As Francis outlined  the profile of an ideal judge, I could not avoid thinking of Burke’s demeanor and record.
Said Francis: On a human level “a judge requires a human maturity.” This is expressed most clearly through, “a detachment from personal views,” the kind of detachment that allows a judge “to immerse himself in the mindset and the legitimate aspirations of the community in which the service takes place.”
If that community is the church and the “legitimate aspirations” are personified in Francis, then his admonition was a polite but firm request to Burke to “get with the program.” And that program? The building of a pastoral church, the anchor of which is the mercy of God.
Francis is not dismissing the idea of justice, just as he never dismissed the idea of sin when pondering a merciful God. He spoke for the need of justice, of fairness -- but within a context. He stressed the need to separate, in any adjudication, “personal tastes, opinions and preferences.”

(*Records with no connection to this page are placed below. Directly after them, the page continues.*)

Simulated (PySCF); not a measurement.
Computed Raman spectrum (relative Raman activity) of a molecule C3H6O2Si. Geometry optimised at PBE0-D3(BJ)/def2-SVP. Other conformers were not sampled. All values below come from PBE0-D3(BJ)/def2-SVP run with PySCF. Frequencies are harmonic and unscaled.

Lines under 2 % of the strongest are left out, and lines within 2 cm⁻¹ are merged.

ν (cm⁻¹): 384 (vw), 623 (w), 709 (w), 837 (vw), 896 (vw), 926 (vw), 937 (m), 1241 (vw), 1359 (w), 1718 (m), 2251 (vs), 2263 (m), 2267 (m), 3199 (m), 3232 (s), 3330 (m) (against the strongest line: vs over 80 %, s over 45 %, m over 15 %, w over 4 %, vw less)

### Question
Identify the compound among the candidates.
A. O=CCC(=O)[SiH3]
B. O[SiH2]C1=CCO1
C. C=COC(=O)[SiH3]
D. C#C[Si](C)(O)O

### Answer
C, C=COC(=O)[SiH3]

A judge’s actions must occur, Francis concluded, in spirit of service and trust. A judge, Francis said, works within a context of the community he serves and within the “condition of the faithful who turn to him in trust.”
Cardinal Burke, Vatican judges, you have been served notice.
Fox clarification: In his role as prefect of the Supreme Tribunal of the Apostolic Signatua, the highest Vatican judicial body, Burke has only indirect oversight of the Roman Rota, headed by Msgr. Pio Vito Pinto.